Coupons Slow to Start
February 24, 2008
Notwithstanding the statements last week that converter box coupons would start going out on February 17, or at the beginning of the week, I'm still waiting for mine to be mailed.
Mind you that those statements were made by political appointees, while the www.dtv2009.gov web site administered by contractor IBM still says coupons will be mailed starting late-February.
It also says they will be mailed in the order that the applications were received. I applied on January 1, as soon as the site would accept my application. The site (www.dtv2009.gov) lets you check on the status of your application; all this week it's told me: "Your application was recently approved and we are currently preparing to mail your coupons."
So I wait.
The boxes are in stores now, although not a lot of choice of models (even though there are now 42 models approved by the NTIA for the coupon program).
Best Buy had a supply of their store-brand Insignia boxes (made by LG) piled up inconspicuously just outside of the TV area. If you knew about the transition and walked in to look at a new TV to replace your old analog set, you would never see the converter boxes unless you knew about them and asked. (They may be waiting until people have their coupons in hand before relocating the boxes to a more prominent location -- let's hope.)
That's the only model box my local Best Buy had in stock. $59.99
Similarly, the WalMart across the way carried a Magnavox TB100MW9 for $49.87. It's the only model they had, although their web site also lists the RCA DTA800 (no mention if it was the "A" or "B" version) but no RCA box in the store. Magnavox also makes an MG9 model that has an analog pass-through feature.

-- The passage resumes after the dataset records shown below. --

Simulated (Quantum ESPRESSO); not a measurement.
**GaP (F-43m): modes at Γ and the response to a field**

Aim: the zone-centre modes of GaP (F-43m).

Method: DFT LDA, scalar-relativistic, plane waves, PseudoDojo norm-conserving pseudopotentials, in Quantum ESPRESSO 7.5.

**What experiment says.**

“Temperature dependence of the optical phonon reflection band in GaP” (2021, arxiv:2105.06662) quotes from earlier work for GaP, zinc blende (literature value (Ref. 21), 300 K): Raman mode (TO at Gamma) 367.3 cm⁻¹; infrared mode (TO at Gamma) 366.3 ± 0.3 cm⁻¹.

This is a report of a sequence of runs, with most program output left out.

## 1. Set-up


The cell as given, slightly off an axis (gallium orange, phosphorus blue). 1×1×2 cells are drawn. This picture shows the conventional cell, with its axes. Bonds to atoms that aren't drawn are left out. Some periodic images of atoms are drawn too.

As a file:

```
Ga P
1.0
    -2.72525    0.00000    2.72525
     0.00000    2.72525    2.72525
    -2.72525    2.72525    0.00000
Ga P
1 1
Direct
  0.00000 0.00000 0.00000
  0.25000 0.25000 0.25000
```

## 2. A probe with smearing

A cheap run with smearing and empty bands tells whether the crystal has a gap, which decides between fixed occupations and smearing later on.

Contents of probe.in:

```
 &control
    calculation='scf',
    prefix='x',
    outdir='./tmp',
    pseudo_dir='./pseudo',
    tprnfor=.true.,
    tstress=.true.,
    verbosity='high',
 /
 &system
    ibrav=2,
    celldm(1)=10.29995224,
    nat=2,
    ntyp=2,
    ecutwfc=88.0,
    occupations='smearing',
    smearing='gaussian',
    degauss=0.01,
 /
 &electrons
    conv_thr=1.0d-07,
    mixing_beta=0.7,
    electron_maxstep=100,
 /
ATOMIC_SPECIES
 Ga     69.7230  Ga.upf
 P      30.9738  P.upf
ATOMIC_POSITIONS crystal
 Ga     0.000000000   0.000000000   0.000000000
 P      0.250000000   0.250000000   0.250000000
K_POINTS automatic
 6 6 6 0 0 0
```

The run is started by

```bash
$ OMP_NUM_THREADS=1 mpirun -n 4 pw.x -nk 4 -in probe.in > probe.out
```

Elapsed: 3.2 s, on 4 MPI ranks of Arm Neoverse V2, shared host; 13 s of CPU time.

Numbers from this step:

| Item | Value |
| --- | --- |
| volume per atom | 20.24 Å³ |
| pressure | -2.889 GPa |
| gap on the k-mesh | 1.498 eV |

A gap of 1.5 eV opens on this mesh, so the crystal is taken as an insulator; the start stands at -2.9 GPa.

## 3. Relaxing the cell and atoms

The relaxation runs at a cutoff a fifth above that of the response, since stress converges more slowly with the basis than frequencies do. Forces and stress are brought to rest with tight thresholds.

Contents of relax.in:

As with Best Buy, WalMart displayed the boxes away from their TVs.
Radio Shack had the Zenith box listed on its web site (the only model) for $60. The Zenith box, identical to the Insignia box, had earlier been priced at $70 by LG. No other models listed on the Radio Shack site.
NTIA has published a list by state of number of coupons ordered. As of February 15, California had the most (442,506), followed by Ohio and Illinois with slightly more than 250,000 each, with Wyoming pulling up the rear with 2637.
The FCC's draft DTV Consumer Education Rules have disappeared from the list of items circulating among the Commissioners. Supposedly that means that a decision has been made on those long-awaited final rules, so I'm expecting something to be formally adopted within the next few days.
Okay, so yes, everyone knows that the format war is officially over, with Blu-ray the winner. By the time summer gets here, all new high-def movies will be Blu-ray and none will be that other format (whatever it was called).
I visited the Magical Blu-ray Tour on Friday, when the Blu-ray promotional display stopped at one of my local area malls. It's apparently aimed at your typical mall shopper; don't go looking to find any arcane technical information. Mostly they were showing clips from Disney animated features.
You can enter to win a Panasonic 50" plasma display and Blu-ray player.
The tour is sponsored by Disney and Panasonic. The remaining schedule is:
|Nashville, TN||Cool Springs Galleria||February 28 - March 1|
|Hurst, TX||North East Mall||March 7-9|
|Denver, CO||Flat Iron Crossing||March 14-16|
|Chicago, IL||UNITY 2008 Convention||July 23-27|
Finally, the broadcast industry continues its work on a mobile/handheld TV standard that can be integrated with its regular digital broadcasts. They want to be ready to roll out such a service to coincide with the end of the DTV transition.
Testing of three competing standards is set to conclude in March, with results available in May. The Advanced Television Systems Committee (ATSC) hopes to have a proposed unified standard ready by the end of this year, with a final standard finished sometime during the first half of 2009.
I guess that means a new generation of video iPods.